I have survey data, where participants where asked to choose two times between yes and no
For this example let's say (although I am note quite sure if this is a good example).
- Choice1: Do you want to take to be acknowledge by your coworkers?
- Choice2: Do you want to be responsible if something goes wrong?
So now we found considerable differences in the amount of yes and no to the two questions.
pacman::p_load(tidyverse)
# MRE Data
> df
Choice2
Choice1 No Yes
No 6 1
Yes 22 6
# dput
structure(c(6L, 22L, 1L, 6L), .Dim = c(2L, 2L), .Dimnames = list(
Choice1 = c("No", "Yes"), Choice2 = c("No", "Yes")), class = "table")

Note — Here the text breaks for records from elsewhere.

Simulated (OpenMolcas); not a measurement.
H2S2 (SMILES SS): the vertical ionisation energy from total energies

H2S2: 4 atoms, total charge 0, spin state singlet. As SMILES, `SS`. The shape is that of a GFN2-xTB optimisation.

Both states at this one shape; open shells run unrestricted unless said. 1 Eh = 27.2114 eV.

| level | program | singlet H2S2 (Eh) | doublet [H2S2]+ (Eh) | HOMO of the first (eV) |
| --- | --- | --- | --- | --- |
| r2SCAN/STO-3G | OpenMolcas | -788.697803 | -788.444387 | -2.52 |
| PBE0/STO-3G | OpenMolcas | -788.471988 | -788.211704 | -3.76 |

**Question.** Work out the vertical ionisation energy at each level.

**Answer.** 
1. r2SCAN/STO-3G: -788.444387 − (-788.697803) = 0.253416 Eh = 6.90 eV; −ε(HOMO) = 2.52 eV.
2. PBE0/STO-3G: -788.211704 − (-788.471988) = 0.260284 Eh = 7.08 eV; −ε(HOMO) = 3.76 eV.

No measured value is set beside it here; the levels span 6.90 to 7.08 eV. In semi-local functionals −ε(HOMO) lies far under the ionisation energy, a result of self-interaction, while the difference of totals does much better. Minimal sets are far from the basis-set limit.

I am interested if these diferences are significant. So if e.g. substantially more
participants chose yes for Choice1 then for Choice2.
I thought I could analyze this with a $\chi^2$ Test?
However due to the small sample (and the small expected cell count) I got a warning, from chisq.test
, so instead I conducted a Fisher's exact test.
# ChiĀ² Test of Independence
chi <- chisq.test(df)
chi
# Exepected Cell Count
chi$expected
# Due to small expected cell count and Warning: Chi-squared approximation may be incorrect
# Instead conduct a fisher exact test
fisher.test(df)
Fisher's Exact Test for Count Data
data: df
p-value = 1
alternative hypothesis: true odds ratio is not equal to 1
95 percent confidence interval:
0.1437625 87.6035655
sample estimates:
odds ratio
1.615585
What strikes me about the result is a p value of 1.
Looking at the proportions for Choice 1 80% voted no, for Choice 2 20%.
This appears to be reasonable differences.
# Print proportions
df %>%
rbind("Prop" =(prop.table(df) %>% colSums() *100)) %>%
cbind("Prop" = c((prop.table(df) %>% rowSums() *100),100))
# Choice 1: No = 80%, Choice 2: No = 20% how is p = 1
No Yes Prop
No 6 1 20
Yes 22 6 80
Prop 80 20 100
No I am wondering if I am even using the right test? I know that the $\chi^2$ is a test of independence. So the H1 would be that Choice1 and Choice2 are dependent. However I am rather interested in knowing if the propotions between Choice1 and Choice2 are meaningful different.
And how does it come that I get a p = 1
Edit Created the differ Variable
> df
# A tibble: 35 x 3
Choice1 Choice2 differ
<fct> <fct> <dbl>
1 Yes No 1
2 Yes No 1
3 Yes No 1
4 No No 0
5 No No 0
6 Yes No 1
7 Yes Yes 0
8 Yes No 1
9 Yes Yes 0
10 Yes No 1
# ... with 25 more rows
> df %>% dput()
structure(list(Choice1 = structure(c(2L, 2L, 2L, 1L, 1L, 2L,
2L, 2L, 2L, 2L, 2L, 2L, 2L, 2L, 1L, 2L, 2L, 2L, 2L, 2L, 1L, 2L,
2L, 1L, 2L, 2L, 2L, 2L, 2L, 1L, 2L, 2L, 1L, 2L, 2L), .Label = c("No",
"Yes"), class = "factor"), Choice2 = structure(c(1L, 1L, 1L,
1L, 1L, 1L, 2L, 1L, 2L, 1L, 1L, 1L, 1L, 2L, 1L, 1L, 2L, 1L, 1L,
1L, 2L, 1L, 2L, 1L, 1L, 1L, 1L, 1L, 1L, 1L, 1L, 1L, 1L, 1L, 2L
), .Label = c("No", "Yes"), class = "factor"), differ = c(1,
1, 1, 0, 0, 1, 0, 1, 0, 1, 1, 1, 1, 0, 0, 1, 0, 1, 1, 1, 1, 1,
0, 0, 1, 1, 1, 1, 1, 0, 1, 1, 0, 1, 0)), class = c("tbl_df",
"tbl", "data.frame"), row.names = c(NA, -35L))
Solution Edit:
In addition to the provided answer, I would like to point attention to the very helpful question that @Scortchi linked in the comments (see here). The answer provided by Gung really improved my understanding and helped me navigate. The correct test for my question would be either the binominal test (as mentioned in the accepted answer) or the McNemmar $\chi^2$ test. Please refer to the link for more details on the reasoning behind.
Best Answer
You have set up your data to test independence. If you want to compare the proportions you need the rows labelled with the choices and the columns with the responses. However if this is the same people measured twice then only people whose responses differ are informative so you need just those two numbers and then do a binomial test.